I’ve always been reluctant to sign up with the Department of Motor Vehicles, aka the DMV, as an organ donor. In one of those instances of being unable to make up my mind, I simply postponed a decision every time it came up. It’s a strategy I borrowed from a friend of mine, deciding by doing nothing. It’s a bit of self-delusion but it allowed me to live with other people’s embrace of the science of organ replacement. For myself, it’s a no go. I’ve told all my loved ones that I want a Do Not Resuscitate (DNR) order in place for me. But what about other people? Do I think that everyone should go DNR?
The short answer is no. As you read this, I’ve a very good friend who’s waiting for an organ to become available. A team of surgeons is on standby to perform a sixteen hour surgical procedure to open his body, remove the defective organ and replace it with a healthy one that, in all probability, will come from the body of a traffic fatality. That’s the first bite of irony, that my friend’s happy ending depends on someone’s tragic death. But there’s more.
In another great leap forward our wonderful scientists have come up with driverless cars. One of the eagerly anticipated benefits of this advance is a reduction in the rate of fatalities on the nation’s well traveled roads. And there it is. The second ironic bit, that the reduction in the occurrence of traffic accident fatalities reduces the chances of people like my friend getting the happy ending they’ve been anticipating for so long.

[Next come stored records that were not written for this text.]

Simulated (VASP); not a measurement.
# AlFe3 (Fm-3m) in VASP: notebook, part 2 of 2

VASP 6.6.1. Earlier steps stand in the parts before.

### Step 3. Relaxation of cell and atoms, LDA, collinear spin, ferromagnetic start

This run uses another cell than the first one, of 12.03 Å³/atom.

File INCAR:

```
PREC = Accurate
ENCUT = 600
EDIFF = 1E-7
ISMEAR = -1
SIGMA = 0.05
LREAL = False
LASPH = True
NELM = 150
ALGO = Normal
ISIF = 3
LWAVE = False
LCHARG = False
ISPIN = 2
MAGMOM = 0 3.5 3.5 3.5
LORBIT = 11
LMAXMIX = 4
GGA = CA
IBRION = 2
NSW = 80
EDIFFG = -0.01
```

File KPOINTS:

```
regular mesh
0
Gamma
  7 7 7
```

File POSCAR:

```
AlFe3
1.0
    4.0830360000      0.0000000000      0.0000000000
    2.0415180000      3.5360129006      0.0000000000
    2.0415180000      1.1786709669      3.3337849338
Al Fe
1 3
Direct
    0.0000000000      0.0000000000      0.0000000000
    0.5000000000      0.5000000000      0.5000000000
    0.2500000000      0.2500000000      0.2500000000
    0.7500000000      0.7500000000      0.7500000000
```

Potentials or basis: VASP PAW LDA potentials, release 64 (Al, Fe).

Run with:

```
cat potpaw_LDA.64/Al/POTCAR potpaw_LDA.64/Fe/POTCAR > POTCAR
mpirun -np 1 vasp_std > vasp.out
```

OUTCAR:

I’m not against science and the development of understanding of ourselves and our world. I’m for caution in turning every new discovery into profit. The rush to monetize new science is what I’m against. We need to appreciate the magnificent complexity of our Universe and restrain the hubris that we feel every time we make some little advance in our observations. Ability should not compel action. Look at the Atomic Bomb. Look at what we’ve done.